Today marks the first time that I'll be old enough to vote in a federal election. It's a strange feeling, but it mostly makes me feel like an elderly person, and it doesn't help that I'll be half way to forty in sixteen days.
I don't have much to say about the election; my purpose is not to open up some sort of politics argument with myself. I've made my mind up as to who I'll be voting for. I, for the most part, agree with that party's platform, and I feel comfortable with my decision.

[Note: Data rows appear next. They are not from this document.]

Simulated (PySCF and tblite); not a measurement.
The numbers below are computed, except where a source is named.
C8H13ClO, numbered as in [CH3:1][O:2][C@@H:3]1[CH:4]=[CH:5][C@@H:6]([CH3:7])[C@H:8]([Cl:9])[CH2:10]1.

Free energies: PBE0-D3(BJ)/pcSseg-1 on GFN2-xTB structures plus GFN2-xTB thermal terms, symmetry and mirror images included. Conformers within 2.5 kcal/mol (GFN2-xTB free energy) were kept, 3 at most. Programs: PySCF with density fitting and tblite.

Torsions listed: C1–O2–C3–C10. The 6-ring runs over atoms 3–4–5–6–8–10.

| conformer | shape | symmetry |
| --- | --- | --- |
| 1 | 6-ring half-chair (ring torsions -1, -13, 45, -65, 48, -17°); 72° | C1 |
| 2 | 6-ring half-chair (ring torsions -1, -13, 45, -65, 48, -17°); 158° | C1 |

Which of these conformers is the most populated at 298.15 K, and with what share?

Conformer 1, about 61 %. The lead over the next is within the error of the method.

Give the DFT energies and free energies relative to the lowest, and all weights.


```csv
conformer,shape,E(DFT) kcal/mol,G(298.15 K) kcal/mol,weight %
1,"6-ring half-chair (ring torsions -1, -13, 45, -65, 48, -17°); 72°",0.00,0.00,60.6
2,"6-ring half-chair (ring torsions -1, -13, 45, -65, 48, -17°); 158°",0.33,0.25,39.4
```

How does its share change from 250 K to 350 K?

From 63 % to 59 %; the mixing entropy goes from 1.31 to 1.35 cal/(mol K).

I've learned two valuable things about my right to vote. The first is, never feel insignificant. For a fraction of a second, I doubted myself, thinking to myself that my one vote won't change anything. While, in truth, that will probably be the case unless there's a tie and government officials come to my home and say Matt, we need you to cast the deciding vote, the biggest thing I kept in mind is that to be able to vote is a responsibility entrusted on me and a privilege to remind myself that I live under a democracy where the people's opinion matters. (mostly)
The second: I was advised not to vote personally. Honestly, I don't care for any of the candidates for Prime Minister; they all creep me out in varying degrees. Even still, I'm not casting my vote on behalf of who I hate least - in fact, I strongly dislike the person I will be voting for. I've been taught to separate person from party in efforts for a better government.
But then again, I'll do what I do best when I become a hypocrite when I say there's just no way I'm voting for Stephen Harper.